Logotype for CNH Industrial N.V.

CNH Industrial (CNH) Q3 2024 earnings summary

Event summary combining transcript, slides, and related documents.

Logotype for CNH Industrial N.V.

Q3 2024 earnings summary

15 Jan, 2026

Executive summary

  • Q3 2024 saw consolidated revenue decline 22% year-over-year to $4.65 billion, driven by weak industry demand, depressed commodity prices, and elevated dealer inventories across all regions.

  • Net income for Q3 2024 was $310 million, down 43% from Q3 2023, with diluted EPS at $0.24 compared to $0.40 last year.

  • Cost reduction, strategic sourcing, and operational streamlining initiatives continued, with a focus on long-term value and efficiency.

  • Inventory levels remain above target despite lower production and retail demand, prompting ongoing underproduction into 2025.
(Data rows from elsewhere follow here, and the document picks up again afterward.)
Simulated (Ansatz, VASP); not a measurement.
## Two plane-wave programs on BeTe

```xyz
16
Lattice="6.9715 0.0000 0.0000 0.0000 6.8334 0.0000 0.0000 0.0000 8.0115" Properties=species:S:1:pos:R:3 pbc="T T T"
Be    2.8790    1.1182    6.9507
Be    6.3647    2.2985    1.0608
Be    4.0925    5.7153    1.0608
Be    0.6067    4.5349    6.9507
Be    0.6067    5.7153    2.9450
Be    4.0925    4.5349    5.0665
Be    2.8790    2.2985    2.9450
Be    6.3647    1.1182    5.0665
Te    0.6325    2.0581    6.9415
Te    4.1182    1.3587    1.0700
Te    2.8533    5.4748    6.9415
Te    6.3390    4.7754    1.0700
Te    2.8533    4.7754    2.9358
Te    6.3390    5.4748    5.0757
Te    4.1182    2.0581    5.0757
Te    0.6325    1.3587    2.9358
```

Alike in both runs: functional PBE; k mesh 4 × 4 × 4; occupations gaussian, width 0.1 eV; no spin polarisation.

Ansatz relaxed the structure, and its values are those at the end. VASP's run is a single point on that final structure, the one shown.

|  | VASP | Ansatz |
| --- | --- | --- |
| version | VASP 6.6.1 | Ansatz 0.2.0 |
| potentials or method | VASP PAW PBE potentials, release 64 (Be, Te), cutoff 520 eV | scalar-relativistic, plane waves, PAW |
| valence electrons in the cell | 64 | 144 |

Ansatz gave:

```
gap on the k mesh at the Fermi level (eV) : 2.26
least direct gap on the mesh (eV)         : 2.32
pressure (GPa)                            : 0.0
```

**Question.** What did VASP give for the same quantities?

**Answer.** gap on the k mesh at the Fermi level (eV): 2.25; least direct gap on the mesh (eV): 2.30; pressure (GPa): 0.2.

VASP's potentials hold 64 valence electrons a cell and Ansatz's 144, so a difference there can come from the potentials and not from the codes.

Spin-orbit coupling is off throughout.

  • Prior periods were revised for an immaterial correction related to highly inflationary accounting in Türkiye.

Financial highlights

  • Consolidated revenues fell 22% year-over-year to $4.7 billion; Industrial Activities net sales dropped 25% to $4.0 billion.

  • Adjusted net income was $304 million, with adjusted EPS at $0.24, down from $0.40 in Q3 2023.

  • Adjusted EBIT for Industrial Activities was $336 million, down 46% year-over-year; margin fell 340 basis points to 8.4%.

  • Gross margin for Industrial Activities declined to 21.7% from 23.9% year-over-year.

  • Free cash flow from Industrial Activities was an outflow of $180 million, consistent with seasonal working capital trends and lower activity.

Outlook and guidance

  • Full-year 2024 Agriculture net sales expected to decline 22–23% year-over-year; adjusted EBIT margin guidance lowered to 10.5–11.5%.

  • Construction net sales forecasted to be down 21–22% for the year, with adjusted EBIT margin between 5–6%.

  • Industrial EBIT margin now expected at 8–9%; free cash flow projected negative, with an outflow of $100–300 million.

  • Adjusted diluted EPS guidance revised to $1.05–1.15, with part of the change due to accounting revision.

  • Underproduction to retail demand will likely continue through H1 2025, aiming to align production with retail by H2.